If the forum was characterized by agreement on domestic policy issues, the stark differences between Paul and Rubio on foreign policy were obvious. Karl asked specifically about Cuba policy and noted that Paul has voiced support for the Obama administration’s new approach. In an argument that echoes Obama’s, Paul argued that it’s time for a change after fifty years of a failed Cuba embargo. As he has before, Paul once again suggested that those who disagree with him are driven primarily by “emotion.” Rubio countered by accusing Paul – and Obama – of misunderstanding the purpose of the embargo, noting that the Castro regime confiscated property of many Americans during the revolution. Cruz, for his part, reinforced Rubio’s arguments and cited his family’s ties to Cuba.

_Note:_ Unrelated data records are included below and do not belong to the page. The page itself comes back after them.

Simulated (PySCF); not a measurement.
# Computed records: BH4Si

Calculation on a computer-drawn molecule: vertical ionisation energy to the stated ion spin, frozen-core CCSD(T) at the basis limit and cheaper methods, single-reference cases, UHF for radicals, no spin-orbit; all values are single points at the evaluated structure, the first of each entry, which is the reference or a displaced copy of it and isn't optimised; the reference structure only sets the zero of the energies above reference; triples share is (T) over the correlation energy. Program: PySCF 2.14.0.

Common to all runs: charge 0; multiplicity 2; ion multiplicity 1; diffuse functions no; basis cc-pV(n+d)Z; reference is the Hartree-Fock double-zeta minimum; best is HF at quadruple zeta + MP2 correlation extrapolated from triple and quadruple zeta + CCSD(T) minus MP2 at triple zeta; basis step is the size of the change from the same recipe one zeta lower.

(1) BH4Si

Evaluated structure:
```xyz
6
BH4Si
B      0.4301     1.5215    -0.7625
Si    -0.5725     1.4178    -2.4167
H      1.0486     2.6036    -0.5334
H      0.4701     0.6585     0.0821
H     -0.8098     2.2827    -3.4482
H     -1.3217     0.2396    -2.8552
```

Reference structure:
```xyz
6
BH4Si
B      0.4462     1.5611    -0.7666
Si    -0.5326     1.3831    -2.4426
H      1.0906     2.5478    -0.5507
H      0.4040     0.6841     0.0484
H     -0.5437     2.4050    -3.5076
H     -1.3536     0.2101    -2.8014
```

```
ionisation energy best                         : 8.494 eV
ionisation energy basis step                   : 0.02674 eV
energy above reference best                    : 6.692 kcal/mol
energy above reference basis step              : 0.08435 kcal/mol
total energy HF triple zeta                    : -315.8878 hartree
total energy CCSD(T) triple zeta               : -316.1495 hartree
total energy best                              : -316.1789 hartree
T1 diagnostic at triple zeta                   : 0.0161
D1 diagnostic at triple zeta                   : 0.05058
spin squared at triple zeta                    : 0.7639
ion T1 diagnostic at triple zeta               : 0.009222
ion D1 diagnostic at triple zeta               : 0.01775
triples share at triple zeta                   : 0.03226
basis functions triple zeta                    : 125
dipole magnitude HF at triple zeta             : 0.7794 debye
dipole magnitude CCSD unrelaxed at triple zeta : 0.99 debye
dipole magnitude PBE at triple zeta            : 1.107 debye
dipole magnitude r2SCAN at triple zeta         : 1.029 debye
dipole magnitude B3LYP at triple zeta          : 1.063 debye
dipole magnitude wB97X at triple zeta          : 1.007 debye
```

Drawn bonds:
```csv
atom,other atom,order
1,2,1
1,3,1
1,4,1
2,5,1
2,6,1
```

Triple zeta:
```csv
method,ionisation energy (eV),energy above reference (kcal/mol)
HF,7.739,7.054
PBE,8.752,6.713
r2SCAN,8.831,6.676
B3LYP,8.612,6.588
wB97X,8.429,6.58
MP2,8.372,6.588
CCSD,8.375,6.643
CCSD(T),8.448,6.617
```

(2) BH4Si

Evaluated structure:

The sharpest differences came during the discussion of Iran. Paul again supported the Obama administration’s case that even talking about additional sanctions could threaten the delicate talks. Invoking Ronald Reagan and the Soviet Union, Paul touted the benefits of talking to your enemies and suggested that Cruz and Rubio were out of step with the Republican icon. Rubio scoffed at the suggestion that triggered sanctions are too tough. The Obama administration, he argued, is too solicitous of the Iranian regime. It’s hard to have serious negotiations with the mullahs, Rubio added, in part because of their apocalyptic views of a world that fails to embrace Islam.
If the first half of the discussion was a draw, Rubio stood out in the discussion of foreign policy and national security. It was clear that he has a command of the issues that far surpasses both Paul and Cruz – a fact that’s perhaps not surprising given Rubio’s service on both the Senate Foreign Relations committee and the Senate Intelligence Committee. Rubio demonstrated a fluency on matters of national security that one might expect from a senator who has been in Washington much longer than four years.
Cruz hasn’t focused on national security issues the way Rubio has, but articulated positions that put him squarely in the mainstream of Republican thinking on those issues, and did so in a way that distinguished him from the views of his friend and frequent ally, Paul.
Paul showed no reluctance embracing the positions of the Obama administration, even before an audience that was very skeptical of the case he made. Both at the forum here and more generally, Paul is offering a less-crazy and more politically saleable version of the non-interventionism championed by his father. While the media have long predicted an emerging non-interventionist wing of the GOP, there did not appear to be many sympathetic to Paul’s case, with audible opposition to his arguments on Cuba and, in particular, on Iran.